Modules are spread across January-April. Active classroom participation in all modules is expected. Most classroom sessions do not clash with other M-EES courses on offer during the spring semester.
Classroom sessions will take a knowledge co-production approach and embody research-based teaching. The course responsible will facilitate the development of competences and make thematic expertise available, based on experience with energy transitions governance scholarship. The format will be classroom discussion in a workshop setting, based on course texts and participants' draft essays. Each participant will give a 30-minute oral presentation of their draft essay during the course, thus contributing content for peers to engage with. The course responsible will ease participants' engagement with course texts but expect participants to contribute perspectives based on detailed reading ahead of the sessions.
The course aims to address two aspects of student learning through an innovative approach:
(i) Deeper substantive engagement with the scholarly literature on energy transitions governance. This is ensured through classroom discussions and composing an individual long-form thematic essay, with inputs from the course responsible on state-of-the-art thematic debates and frameworks.
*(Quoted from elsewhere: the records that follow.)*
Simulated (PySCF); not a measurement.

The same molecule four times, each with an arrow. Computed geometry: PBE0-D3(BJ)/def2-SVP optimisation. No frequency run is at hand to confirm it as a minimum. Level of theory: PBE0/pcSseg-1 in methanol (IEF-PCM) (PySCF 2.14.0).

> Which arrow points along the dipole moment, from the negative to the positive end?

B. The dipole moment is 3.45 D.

(ii) The ability to craft a robust argument and relate it to wider scholarship. This is addressed through oral presentations by students in the classroom and discussion with peers grounded in thematic scholarship.
There must be an early dialogue between the course coordinator, the student representative and the students. The purpose is feedback from the students for changes and adjustments in the course for the current semester.In addition, a digital course evaluation must be carried out at least every three years. Its purpose is to gather the students experiences with the course.